Here's FXDB's interview with David W. Aucoin of Trachouse Pedals:
How did Trachouse Pedals start?
I couldn't find a boost pedal that I liked so I decided to take an electronics course. I went on line and took an electronics course with Penn Foster online school. After taking the course I started messing with some pedals I had and learning as much about circuits and designs as I could. Soon I became familiar with circuitry and how things worked along with a talent to solder pretty well.
After about 8 months of working on a boost layout that would make a solid state amp sound like a tube amp I was happy with one breadboard attempt. I then put the circuit together and tested the pedal. I tweaked it a couple of times and then finally I had the sound I was looking for. I put it together in a metal enclosure and took it to a gig. The bass player noticed that my rig sounded different and commented about it. The same night a musician was in the crowd and came up to me at break to ask how do I make two solid state amps sound like tube amps. I told him I made this boost pedal. He asked me to make him one. I made him one and after that he told someone else and so it went on from there.
I discovered that others wanted a boost pedal like mine more that I realized. Word of mouth, eBay and free ads is all I do. Now I have waiting list.
I have a full time job. I play for enjoyment on weekends with a band that plays a couple of times a month at the most. I write music when I get a chance. I am very active in my Praise band at church. Basically I keep thing sort of laid back. People do like my pedals and since 2008 I have only had one that came back because of an led problem and a couple that came back because they though it was a distortion pedal. So I take pride in that fact and I put a lot of time in building my pedals.

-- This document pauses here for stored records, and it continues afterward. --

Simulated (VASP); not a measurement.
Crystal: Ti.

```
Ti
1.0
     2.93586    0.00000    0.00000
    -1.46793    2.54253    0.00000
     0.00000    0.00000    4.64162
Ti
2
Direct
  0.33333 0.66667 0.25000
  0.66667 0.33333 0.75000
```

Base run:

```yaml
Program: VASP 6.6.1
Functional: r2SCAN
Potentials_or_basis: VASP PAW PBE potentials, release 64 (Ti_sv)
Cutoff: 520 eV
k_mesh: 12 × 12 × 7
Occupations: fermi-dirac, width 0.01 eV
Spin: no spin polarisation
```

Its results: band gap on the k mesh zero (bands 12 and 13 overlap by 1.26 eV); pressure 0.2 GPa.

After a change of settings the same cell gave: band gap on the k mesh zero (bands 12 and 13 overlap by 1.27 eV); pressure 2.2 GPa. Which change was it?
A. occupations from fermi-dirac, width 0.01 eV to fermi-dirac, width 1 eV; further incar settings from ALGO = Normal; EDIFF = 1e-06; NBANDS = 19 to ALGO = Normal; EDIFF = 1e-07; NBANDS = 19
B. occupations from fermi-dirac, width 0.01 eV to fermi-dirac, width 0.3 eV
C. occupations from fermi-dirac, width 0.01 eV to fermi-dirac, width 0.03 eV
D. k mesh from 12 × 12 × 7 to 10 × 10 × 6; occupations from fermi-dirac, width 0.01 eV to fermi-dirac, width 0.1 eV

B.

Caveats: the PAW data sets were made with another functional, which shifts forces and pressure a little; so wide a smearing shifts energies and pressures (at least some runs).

Later I also made me a fuzz pedal that will compress when volume is cranked on guitar and soon found out that a lot of others wanted a fuzz that reacts like that also. It compresses at full on fuzz. The fuzz will sometimes pickup radio noise but if a customer contacts me I can help them solve the problem most of the time by pedal placement techniques.
Thus I am a pedal maker by default. I have been pretty much a lone ranger purely because I started off mainly for my own personal interest. The only other things that have helped me was the internet with the vast amount of information and forums that people post on. Like I mentioned before I started making pedals for my own interest and others heard and asked me to build them a pedal or two or modded something for them.
Where do the name and logo come from?
I came up with the name Trachouse solely because I liked the sound and wanted something different. I have a slogan 'Stay on trac with Trachouse Pedals'. I left the 'k' off because the domain for Trackhouse was taken.
I had an artist in Walker LA, where I live, design the logo. I gave her free reign to design the whole look of my pedals now.
What sets Trachouse Pedals apart from other builders?
I want my customers to but completely satisfied or money back with no questions asked.
I still make every pedal I sell and take great care and pride in each pedal.
How do you start on a new pedal?
I build each pedal one at a time. No mass production. It takes me approx. 2 hours to make one pedal.
Can you tell us something about the production process?
Everything is produced by me, David W. Aucoin.
Trachouse Pedals are totally handmade. I uses stripboard and totally point to point hand wiring. I use top quality parts.
Enclosures are professionally painted. They are finished with decals on top, which are of high quality, durable and professionally done.
Well interesting question. I started off with a plain enclosure and then as time went on several customers said they would pay more for a better looking pedal. Trachouse pedals are now painted and have a very clean look.
However some customers do still want the old plain look at the same price I charge for the painted. So I build both.
Is parts selection important?
I have used the same components that are in the original pedals on my board from day one. I will always keep the exact sound no matter what.
Of course my first pedal I made. The Cream boost. I have so many people email me about this pedal and how it has made their rigs come alive.
Very proud of that pedal. Yes!
Which of your pedals was your toughest build?
I haven't gotten to that point yet. Like stated earlier I do this for my enjoyment so it hasn't been very difficult since I have the time for trial and error.
I do think as things move on and as I get a little involved with time delay effects I will have more of a challenge.
Which of your pedals is the most popular?
The Cream boost. It stands out because after you learn how to set your amp and guitar volume with the pedal your 1st, 2nd and 3rd string are now boosted in a way that is hard to describe.
Normally in a rig your 4th,5th and 6th string stand out so much the higher strings won't cut through but with the Cream boost it will. Someone only has to try it and see.
I made the pedals I have for my own taste:
I have reviews on my site. A few players have endorsed my pedals.
What does the future of Trachouse Pedals look like?
Like I have said from the beginning I got started making pedals by others hearing my sound. So I will continue to make these pedals but have no plans to try to go to another level. Mainly because I wouldn't know how anyway. I am not a business man. But I do know that people love the boost and fuzz pedals I make and I am grateful for that.
In the future I will look at a distortion/overdrive because of so many request.
Are you working on any new products?
By mid 2012 I hope to have my new pedal the 'Jaffa Drive'.